I lurk alot and don't post much, but I just couldn't help myself this time. My friend and I have hit the same gold/happy wall and it has caused me to re-evaluate things. So I thought I'd share
One conclusion I've come to (and this may have been obvious to others) is that the early game has changed drastically due to expansion being tied to two factors now. Before, rate of expansion was all about happiness. You could increase your gold simply by planting a new city along a river or a decent coast and the number of cities you could throw down was limited by happiness.
By removing gold from coast and rivers it has added a second dimension to expansion. You can still throw down as many cities as you have happiness and not incur any gold loss, but now your development of those cities and the size of the army needed to protect them is tied to gold. You no longer get a free pass on the gold, it has to be thought out and managed.
That is the core idea that has been slapping me in the face when I tried to rush out and do what I've normally done.
The way I am currently tackling that is to play about a 100 turns and restart to keep trying different methods to see what is working best.
There appear to be two factors that greatly ease your difficulties. The first is being much more careful on your city placement. I used to build cities strategically to block other empires or hold important areas, or hell, just to make barbarians stay away from my higher developed cities. Now, my second and third cities are place with gold producing luxuries in mind even if I have to travel a little bit to get to it.
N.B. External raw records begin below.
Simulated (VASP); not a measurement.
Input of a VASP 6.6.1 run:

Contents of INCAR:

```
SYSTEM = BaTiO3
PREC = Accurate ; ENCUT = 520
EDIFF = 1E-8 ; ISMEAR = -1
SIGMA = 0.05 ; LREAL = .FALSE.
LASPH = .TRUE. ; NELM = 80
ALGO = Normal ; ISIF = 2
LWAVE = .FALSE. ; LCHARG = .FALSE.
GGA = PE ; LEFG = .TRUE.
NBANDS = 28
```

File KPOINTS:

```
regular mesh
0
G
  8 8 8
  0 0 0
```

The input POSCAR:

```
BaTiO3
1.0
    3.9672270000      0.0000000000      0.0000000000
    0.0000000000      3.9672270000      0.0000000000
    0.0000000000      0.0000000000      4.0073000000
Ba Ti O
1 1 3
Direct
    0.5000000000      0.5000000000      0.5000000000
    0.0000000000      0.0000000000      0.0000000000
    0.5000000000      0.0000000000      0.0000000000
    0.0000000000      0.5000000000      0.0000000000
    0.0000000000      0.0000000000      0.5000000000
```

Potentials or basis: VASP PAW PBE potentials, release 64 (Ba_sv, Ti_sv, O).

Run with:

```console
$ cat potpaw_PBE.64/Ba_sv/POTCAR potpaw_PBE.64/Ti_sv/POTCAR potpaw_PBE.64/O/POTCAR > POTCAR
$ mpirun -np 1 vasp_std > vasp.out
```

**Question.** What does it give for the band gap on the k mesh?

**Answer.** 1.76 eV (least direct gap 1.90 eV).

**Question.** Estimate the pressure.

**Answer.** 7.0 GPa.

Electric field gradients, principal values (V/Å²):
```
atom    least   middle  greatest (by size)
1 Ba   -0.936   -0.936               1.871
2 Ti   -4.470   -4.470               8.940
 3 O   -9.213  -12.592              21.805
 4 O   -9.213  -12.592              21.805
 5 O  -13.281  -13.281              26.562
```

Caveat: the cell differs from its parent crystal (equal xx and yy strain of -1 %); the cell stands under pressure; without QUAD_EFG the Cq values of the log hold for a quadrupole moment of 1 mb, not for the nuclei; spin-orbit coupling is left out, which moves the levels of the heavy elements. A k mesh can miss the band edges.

The second factor is of course the policies. Tradition has always been good for growing tall cities, but I've used it plenty of times for city spamming tactics. Now however I am finding that I rely on the Monarchy pick a lot and grow my starting city large even if I'm doing a spamming tactic.
I apologize if this sounds like I know what I'm doing, that's not the case, I'm just sharing what I've been thrashing around with in case it helps.
For the early game, I find getting a trade route up way more difficult than just building it and doing it. The reason of course is Gold. Unless you are lucky to have a trade opportunity close by you are going to have to protect it with stationed troops which cost money. You can NOT afford to build roads early on until your cities are big enough to offer income to offset it. That leaves you pulling money from luxuries.
My solution to help get a handle on this so I can learn more about the game is to Go with the Tradition tree and focus on building a large capital no matter what strategy you employ. You get a 1/2 off discount to unhappiness and a nice boost to gold and science. When you combine this with picking cities based off of nearby luxuries as a priority you can field an army and build some buildings in your cities without going into the poor house.
This I'm finding is buying me enough time to get to markets and properly establish a protected trade route or two.
If your problem is learning the early game like me, I highly suggest you try the Shoshone as your starting civ. They are masters of the early game and allow for a massive boost with every ruin you find. My choices were Culture for the first ruin, upgrade the pioneer to a Composite bowman with the second and then I focused on taking Faith whenever it became available and population for the starting city and then gold as the fall back.
In addition to that flexibility you get bonus defense for all troops in your territory and your starting cities have about double the starting culture squares allowing you to settle near luxuries and almost always have them in your border even if they are two or sometimes three hexes away.
I don't believe there is a more powerful early game civ than them and I feel it is the perfect civ to start learning with if you're finding the early game difficult due to this gold dynamic change like me.